We’re twenty three seconds into the gig when somebody drops the “g” word.
A fine glaze of pretentious sweat forms over my Casanova and Invisibles tattoos. My hands start doing that shaky thing they do when somebody refers to The Essential Defenders vol. 3 as a “graphic novel”.
I glance over at my partner (not in the “homosexual lover” sense, but in the even gayer “artistically collaborative” meaning of the word), and he’s ostensibly unfazed.
Because I know the dude (again: not Biblically. We’re just uncannily close collaborators) I’m one hundred percent sure he’s just as annoyed as I am, but Dave has more experience with this sort of thing. Every day of his college career has been spent listening to his educators condescendingly praise his “passion for children’s literature” and nodding and smiling as his peers yell “Biff! Bam! Pow!” and mime karate chopping him in the face as he walks from the drawing studio to the parking garage. He’s a veteran.
He’s dead inside.
I never went. This teaching guest spot is the first time I’ve set foot on a campus of any sort in half a decade.

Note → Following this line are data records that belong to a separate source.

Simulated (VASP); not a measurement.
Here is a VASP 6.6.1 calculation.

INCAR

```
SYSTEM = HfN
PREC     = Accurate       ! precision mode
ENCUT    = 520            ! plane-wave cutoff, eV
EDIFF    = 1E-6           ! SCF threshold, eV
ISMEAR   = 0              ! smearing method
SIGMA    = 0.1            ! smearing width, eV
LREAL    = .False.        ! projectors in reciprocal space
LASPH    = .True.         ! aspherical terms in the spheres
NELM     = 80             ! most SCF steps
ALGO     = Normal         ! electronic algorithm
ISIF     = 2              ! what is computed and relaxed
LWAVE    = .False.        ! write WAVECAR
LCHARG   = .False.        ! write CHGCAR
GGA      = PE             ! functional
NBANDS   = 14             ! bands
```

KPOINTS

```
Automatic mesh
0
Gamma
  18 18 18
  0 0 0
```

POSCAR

So, when I look out into that sea of Christian Audigier, ironic cat sweaters, and polite smiles, something snaps–the fractious ninth grader I usually keep in chains at the back of my psyche who hasn’t been set loose since my high school “Career Fair” pouts and stomps his way to the foreground.
“Comic books aren’t a ‘genre’. They’re a medium” I say, interrupting my own introduction.
Suddenly I’m having flashbacks to every discussion I ever had with my guidance counselor, every ex-girlfriend’s dumbfounded father (“people actually make a living at that?”). It suddenly becomes imperative that I convince everyone in the room what a serious business comics are.
I lead with the tried and true “words and pictures” quote by Harvey Pekar. I parlay that into a couple of choice samples from Scott McCloud’s “Understanding Comics” I’ve had memorized since 1994, which into some Joseph Campbellian rambling about “The Hero’s Journey” and “Jungian Archetypes”.
Basically: I use all of the fancy schmancy words I know that make funnybooks sound more historically relevant and culturally resonant than they probably are.
It’s a nightmare.
Dave is fumbling around with the lesson plan, trying to find his place.
The only person paying attention is this one tall, veiny Aryan in a Tap Out shirt who keeps silently mouthing the word “nerd” over, and over, over again and staring at me dead-in-the-eye.
By the time I get around to contrasting the donning of the cape scene from Mark Waid’s “Birthright” with the accounts of Australian Aboriginal foreskin ceremonies from “The Hero of a Thousand Faces”, even I’m watching the clock.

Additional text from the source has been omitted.